A dog neither chooses nor has any control over what NATURE provides or deprives. Therefore, a dog is totally blameless for problems that develop between themselves and people as a result of what nature has or has not endowed.

For example, Pal the male mongrel is born with a high sensitivity to novel stimuli. He did not stand in line to get this quality! It was not his choice. His owner, Ralph, wants to be able to take Pal anywhere and have him maintain a calm, quiet and accepting demeanor. Pal will be unable to do so. His high-level sensitivity will not allow it. This is not Pal’s fault or his choice. However, Ralph will consider it Pal’s “problem” and will make every effort to change Pal into the dog he had in mind. The fact is that Pal is not a problem dog. Ralph’s unrealistic expectations of Pal are the real problem.

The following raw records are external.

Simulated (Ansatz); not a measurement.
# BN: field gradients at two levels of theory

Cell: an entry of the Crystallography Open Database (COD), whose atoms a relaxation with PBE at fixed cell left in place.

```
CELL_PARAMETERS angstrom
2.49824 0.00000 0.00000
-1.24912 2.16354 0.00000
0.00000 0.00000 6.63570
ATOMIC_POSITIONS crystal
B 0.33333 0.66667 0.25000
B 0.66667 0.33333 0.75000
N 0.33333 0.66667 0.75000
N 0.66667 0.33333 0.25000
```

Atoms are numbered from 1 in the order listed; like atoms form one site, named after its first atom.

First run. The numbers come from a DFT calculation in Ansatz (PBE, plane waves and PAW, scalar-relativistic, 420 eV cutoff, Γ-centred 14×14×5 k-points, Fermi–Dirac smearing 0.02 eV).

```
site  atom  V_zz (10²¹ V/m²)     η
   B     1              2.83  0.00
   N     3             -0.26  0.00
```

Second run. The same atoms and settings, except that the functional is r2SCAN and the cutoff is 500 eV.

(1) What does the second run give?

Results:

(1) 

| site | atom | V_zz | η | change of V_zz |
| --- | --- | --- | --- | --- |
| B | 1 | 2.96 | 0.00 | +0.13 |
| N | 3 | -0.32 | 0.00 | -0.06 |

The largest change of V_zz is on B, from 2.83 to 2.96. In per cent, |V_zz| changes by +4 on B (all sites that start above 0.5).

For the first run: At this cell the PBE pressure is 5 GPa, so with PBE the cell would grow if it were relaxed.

What Nurturing Has Provided
Dogs are also perfect at being themselves in response to how people have NURTURED them. Included in this category would be things such as proper early socialization and enrichment. During the critical stages of mental and facilitation development, appropriate exposure to animate and inanimate entities and objects are a must. During this developmental stage dogs must learn that people, other dogs, another animals, and novel stimuli will facilitate pleasure, not cause fear or pain.

Nurturing also encompasses how skillfully a dog has been trained and what the dog has learned at the hands of people. Just the same as a dog is subject to NATURE, a dog is also totally influenced by how well people have NURTURED him.

Unfortunately they are as equally a product of how poorly their nurturing may have been administered. It does not matter that people intended for things to go right, but instead accidentally went wrong. The fact is that improper NURTURING has consequences and the bottom line is that the dog is BLAMELESS for problems that arise from them.

Ralph got Pal at eight weeks of age. The puppy was purchased from a “puppy mill” so early nurturing was almost nonexistent. To compound the problem, Ralph became ill and could not take Pal out of the house for two months. Ralph feels bad because he had not intended for Pal to be deprived of early socialization experiences. But it did happen, and now there are serious consequences. No amount of guilt or wishful thinking on Ralph’s part can change what has happened or its results. There is little chance that his puppy will ever be able to relax and be calm in unfamiliar places.

Accepting What Nature and Nurture Have Provided
Accepting the fact that dogs are completely BLAMELESS is the most precious gift any person can bestow upon a dog. It immediately improves their lives and their relationship with people.

For a person who is striving to be the best problem solver possible, it is the most valuable pearl of wisdom he will ever receive. Taking this belief into their heart will change a person’s perception of dogs forever. That person will no longer be content with the idea that any problem is the dog’s fault. They will instead begin to search out what a person is doing or thinking which is creating the problem. The idea that a dog ever deserves to be punished or suppressed because he is being bad will be abandoned forever. And the disempowering belief that a dog can ever be changed into the dog that a person has in his or her mind will be reconsidered.

When a trainer opens the doors to the discovery of more accurate facts about dogs, he can better understand a dog’s behavior. Rather than be limited with the traditional “bad” dog solution, he will constantly be looking for alternative and more realistic causes. Armed with better, more accurate information he can come up with more creative and worthwhile programs. This enhancement in problem solving regimes will result in better lives for dogs and people.

In the case of Pal, if Ralph tries to blame him for being silly or stubborn about how he responds to new experiences, it will be a costly mistake. Ralph would be inclined to try solving this problem by making him cope or correcting his escape or avoidance behavior. This strategy would cause irreparable harm to Pal instead of providing a solution.

However, things would be different if Ralph accepted the blame and took on the responsibility to help Pal deal with this limitation. First, Ralph would need to recognize that he chose the wrong puppy from the wrong place to meet his expectations. In spite of his best intention, his puppy suffered even further enrichment deprivation because of his illness. Once Ralph takes responsibility for his choices and actions, he can make viable choices about how to provide Pal with the best possible chance at a pleasant life.

He could choose to find Pal a home with someone who just wanted a “stay-at-home” pet, or he could choose to leave Pal at home and find another canine partner for his outings.